Reputation: 135
I am using A100-SXM4-40GB Gpu
but training is terribly slow. I tried two models, a simple classification on cifar and a Unet on Cityscapes. I tried my code on other GPUs and it worked totally fine, but I do not know why training on this high capacity GPU is super slow.
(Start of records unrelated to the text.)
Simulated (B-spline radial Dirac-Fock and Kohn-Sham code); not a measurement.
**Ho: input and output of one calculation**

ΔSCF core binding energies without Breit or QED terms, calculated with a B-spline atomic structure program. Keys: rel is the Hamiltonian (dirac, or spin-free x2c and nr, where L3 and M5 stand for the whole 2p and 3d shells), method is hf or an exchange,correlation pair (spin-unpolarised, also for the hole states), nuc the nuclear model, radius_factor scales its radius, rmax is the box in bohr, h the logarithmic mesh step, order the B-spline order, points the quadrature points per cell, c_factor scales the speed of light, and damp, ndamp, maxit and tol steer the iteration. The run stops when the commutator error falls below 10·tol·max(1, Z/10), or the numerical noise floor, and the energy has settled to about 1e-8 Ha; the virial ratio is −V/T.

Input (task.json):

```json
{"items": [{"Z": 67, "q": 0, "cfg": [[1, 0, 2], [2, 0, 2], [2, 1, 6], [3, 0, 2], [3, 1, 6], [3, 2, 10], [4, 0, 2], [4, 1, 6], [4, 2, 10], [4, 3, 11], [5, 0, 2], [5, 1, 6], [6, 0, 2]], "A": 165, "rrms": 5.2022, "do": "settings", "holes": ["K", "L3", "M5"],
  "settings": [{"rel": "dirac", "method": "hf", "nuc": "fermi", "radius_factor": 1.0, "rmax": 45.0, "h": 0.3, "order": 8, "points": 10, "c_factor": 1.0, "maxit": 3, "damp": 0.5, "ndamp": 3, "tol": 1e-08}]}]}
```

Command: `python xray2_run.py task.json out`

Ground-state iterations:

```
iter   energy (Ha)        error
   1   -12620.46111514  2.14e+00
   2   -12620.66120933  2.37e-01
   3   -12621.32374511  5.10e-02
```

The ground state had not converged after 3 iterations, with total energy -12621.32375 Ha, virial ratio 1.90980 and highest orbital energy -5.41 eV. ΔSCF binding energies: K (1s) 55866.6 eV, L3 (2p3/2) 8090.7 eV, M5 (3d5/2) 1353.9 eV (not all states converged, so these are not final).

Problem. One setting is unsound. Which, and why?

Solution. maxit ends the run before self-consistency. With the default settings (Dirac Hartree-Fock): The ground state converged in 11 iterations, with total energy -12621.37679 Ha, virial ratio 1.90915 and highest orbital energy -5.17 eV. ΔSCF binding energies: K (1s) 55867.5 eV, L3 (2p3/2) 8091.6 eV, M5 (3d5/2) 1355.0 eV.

I would appreciate any help.
Here are some other properties of GPUs.
GPU 0: A100-SXM4-40GB
GPU 1: A100-SXM4-40GB
GPU 2: A100-SXM4-40GB
GPU 3: A100-SXM4-40GB
Upvotes: 0
Views: 3539
Reputation: 135
Thank you for your answer. Before trying your answer, I decided to uninstall anaconda and reinstall it and this solved the problem.
Upvotes: 1
Reputation: 581
Call .cuda()
on the model during initialization.
As per your above comments, you have GPUs, as well as CUDA installed, so there's no point of checking the device availability with torch.cuda.is_available()
.
Additionally, you should wrap your model in nn.DataParallel
to allow PyTorch use every GPU you expose it to. You also could do DistributedDataParallel
, but DataParallel
is easier to grasp initially.
Example initialization:
model = UNet().cuda()
model = torch.nn.DataParallel(model)
Also, you can be sure you're exposing the code to all GPUs by executing the python script with the following flag:
CUDA_VISIBLE_DEVICES=0,1,2,3 python3 train_unet.py
Last thing to note - nn.DataParallel
encapsulates the model itself, so for saving the state_dict, you'll need to reach module inside DataParallel:
torch.save(model.module.state_dict(), 'unet.pth')
Upvotes: 0